SUPERVISOR:  Judy Yoneoka
Kumamoto Gakuen University
Oe 2-5-1 Kumamoto

This thesis consists of approx. 2735 words

Table of Contents
Abstract (概要)

1. Introduction

2. Norman conquest

3. Fusion of English and French

3.1 Vocabulary

3.1.1 French

3.1.2 Latin and Greek

3.1.3 Hybrids

3.1.4 Reduction of an original word 

3.1.5 The time that words were imported

3.2 Grammar

4. The dialect of Middle English

4.1 Chaucer and rise of London English

4.2 William Caxton and the Printing Machine

5. Decline of French

6. Conclusion

7. Bibliography
Abstract (概要)

日本はもともと文字を持っていませんでした。しかし、中国との交流の中で漢字が伝わり、日本独自の「ひらがな」「カタカナ」が生まれました。日本語はそのような他国からの影響を受けて、現代の姿に近づいていきました。それと同様に、英語も他国からの影響を受け、現在の英語の姿になったと考えられます。英語の歴史を調べていくと、英語はOld English (450-1100), Middle English (1100-1500), Modern English (1500-1900) の3つの時期に分けることができます。またその中で、英語が一番他国からの影響を受け、今の姿に大きく近づいた時期はMiddle English時代だということがわかり、Middle English興味を持ちました。そこでここでは、どの国から、どのような経緯を経てMiddle Englishが今の英語に近づいたのか述べていこうと思います。

1. Introduction

When we compare Old English with Modern English, Old English itself seems to be a foreign language. However, in about 1300, English approached its present-day form. Middle English changed a lot between 1100 - 1500. The English of this period is called Middle English, and the cause of this change was the Norman Conquest in 1066.   Middle English changed in response to the influence of French and other languages. Why did foreign language import? How did French go into English? This report describes Middle English from such a viewpoint.  

2. Norman Conquest

When Edward, King of Britain in those days, who was a blood relation of the Duke of Normandy, passed away in 1066, his younger brother-in-law Harold came to the throne. On the other hand, Duke William of Normandy in France also aspired to the throne, and these two opposed each other. Duke William of Normandy commanded a large force, and landed in the South of Britain in September, 1066. Harold was beaten by William at the Battle of Hastings in October. Then, William conquered Britain over several years. William was called William the Conqueror because of this.

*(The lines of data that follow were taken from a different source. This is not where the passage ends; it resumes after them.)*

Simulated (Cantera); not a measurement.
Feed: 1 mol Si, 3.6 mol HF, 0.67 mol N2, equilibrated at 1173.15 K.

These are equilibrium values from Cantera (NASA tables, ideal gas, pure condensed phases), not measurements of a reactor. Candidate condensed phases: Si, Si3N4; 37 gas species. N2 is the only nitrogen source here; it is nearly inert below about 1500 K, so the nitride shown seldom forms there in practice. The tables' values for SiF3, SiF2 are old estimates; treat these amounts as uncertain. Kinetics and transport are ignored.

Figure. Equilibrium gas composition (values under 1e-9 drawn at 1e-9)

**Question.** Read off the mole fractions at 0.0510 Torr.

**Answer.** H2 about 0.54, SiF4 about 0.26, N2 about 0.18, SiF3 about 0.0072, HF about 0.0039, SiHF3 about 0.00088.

3. Fusion of English and French

Thus, the Norman people conquered Britain. Moreover, French, which was spoken by the Normans, was used as the official language of Britain. French was spoken in the court and the upper class. However, many British people spoke English. Those who could speak French were said to be cultured. Since marriage of British people and French people increased as time went on, those who spoke both English and French increased. According to Ulm (2004, online) ‘French culture and language were powerful forces during the medieval period and thereafter, and German and Dutch (also Germanic languages, like English) were also Gallicized to a lesser degree. Moreover, the vigorous assimilation by English of French vocabulary derived in part from an early and especially flourishing literary tradition during the Middle Ages,・・・Nevertheless, there can be no doubt that English was profoundly changed by the French influence in a way that Dutch, German, and other European languages were not, and for reasons that stem directly from the central and official presence that French enjoyed in England in the centuries following the Norman Conquest.’ Thus, a fusion of English and French was promoted.

3.1 Vocabulary

3.1.1 French

Huge quantities of French words were absorbed into the English vocabulary, and many Old English words disappeared. The number of words borrowed from the French is about 10,000. Even now, about 75% of this vocabulary is used.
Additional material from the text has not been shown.